Here is a possible different solution. We don’t need to advert to speaker intentions in every case to figure out whether something is a speech act of the right sort. When yelled from the stage, we may need to know whether “Fire!” is intended as a warning or as part of the script. But when yelled from the seats, there is no reasonable doubt. There are contexts where no reasonable person in the relevant audience would fail to take something as a certain kind of speech act. You come across the Summa Theologica in a heath. Of course, it’s a speech act, of whatever sort a theological discourse is (a series of arguments and assertions). Every reasonable person who knew the language (that’s perhaps the relevant audience component) would take it as such.

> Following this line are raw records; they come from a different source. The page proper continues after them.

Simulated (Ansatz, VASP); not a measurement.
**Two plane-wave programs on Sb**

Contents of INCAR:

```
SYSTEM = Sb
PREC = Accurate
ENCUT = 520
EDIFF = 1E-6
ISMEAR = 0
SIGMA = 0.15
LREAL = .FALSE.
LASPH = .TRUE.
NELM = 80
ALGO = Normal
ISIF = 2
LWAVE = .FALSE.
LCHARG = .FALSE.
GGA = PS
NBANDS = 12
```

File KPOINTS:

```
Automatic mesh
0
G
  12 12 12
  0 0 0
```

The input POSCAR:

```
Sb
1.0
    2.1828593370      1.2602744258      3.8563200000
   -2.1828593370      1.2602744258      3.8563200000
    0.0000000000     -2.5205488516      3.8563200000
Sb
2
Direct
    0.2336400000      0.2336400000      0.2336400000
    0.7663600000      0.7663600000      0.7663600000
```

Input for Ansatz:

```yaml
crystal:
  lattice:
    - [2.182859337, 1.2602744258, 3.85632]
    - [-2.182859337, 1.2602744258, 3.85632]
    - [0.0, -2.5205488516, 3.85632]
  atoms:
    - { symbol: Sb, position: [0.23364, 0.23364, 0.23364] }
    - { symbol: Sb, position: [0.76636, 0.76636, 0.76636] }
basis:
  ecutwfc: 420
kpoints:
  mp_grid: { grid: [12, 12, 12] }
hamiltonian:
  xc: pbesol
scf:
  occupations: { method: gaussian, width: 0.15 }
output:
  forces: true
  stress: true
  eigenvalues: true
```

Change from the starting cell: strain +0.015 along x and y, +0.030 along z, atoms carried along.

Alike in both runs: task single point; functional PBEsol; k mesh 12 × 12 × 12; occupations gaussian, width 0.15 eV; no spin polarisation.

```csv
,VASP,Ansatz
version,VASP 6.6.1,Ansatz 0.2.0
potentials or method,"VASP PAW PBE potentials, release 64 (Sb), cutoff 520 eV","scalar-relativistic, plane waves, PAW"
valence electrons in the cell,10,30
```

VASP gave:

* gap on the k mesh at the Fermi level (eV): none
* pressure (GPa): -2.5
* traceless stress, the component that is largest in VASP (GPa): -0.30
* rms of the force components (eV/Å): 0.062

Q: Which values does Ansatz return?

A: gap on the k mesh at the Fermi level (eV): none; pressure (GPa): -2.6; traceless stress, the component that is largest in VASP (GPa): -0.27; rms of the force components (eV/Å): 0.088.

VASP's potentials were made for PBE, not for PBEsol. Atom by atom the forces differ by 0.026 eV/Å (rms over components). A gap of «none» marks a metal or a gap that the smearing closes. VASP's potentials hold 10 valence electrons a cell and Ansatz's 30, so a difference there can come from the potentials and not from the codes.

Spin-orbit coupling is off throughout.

Perhaps we can now say this:

  1. In contexts where every reasonable person in the relevant audience who knew the relevant context sufficiently well would take something to be a divine speech act of a certain kind, it is a primary case of a divine speech act of that kind.

For primary divine speech acts, we need some kind of reasonable luminosity: they need to be the sort of thing that one couldn’t reasonably doubt to be divine speech acts if one knew the relevant circumstances. Perhaps God builds into our nature an ability to recognize divine speech acts.

And then we have derivative cases of divine speech acts, which are when the initial audience is enlarged by means of the members of the initial audience becoming heralds of the message, and the process continues. When the herald is being faithful to the message, what the herald says counts as a speech act of the original speaker. So, the heralds pass on the word of God. And since the heralds are human, their intentions are relevant and raise no deep ontological concerns.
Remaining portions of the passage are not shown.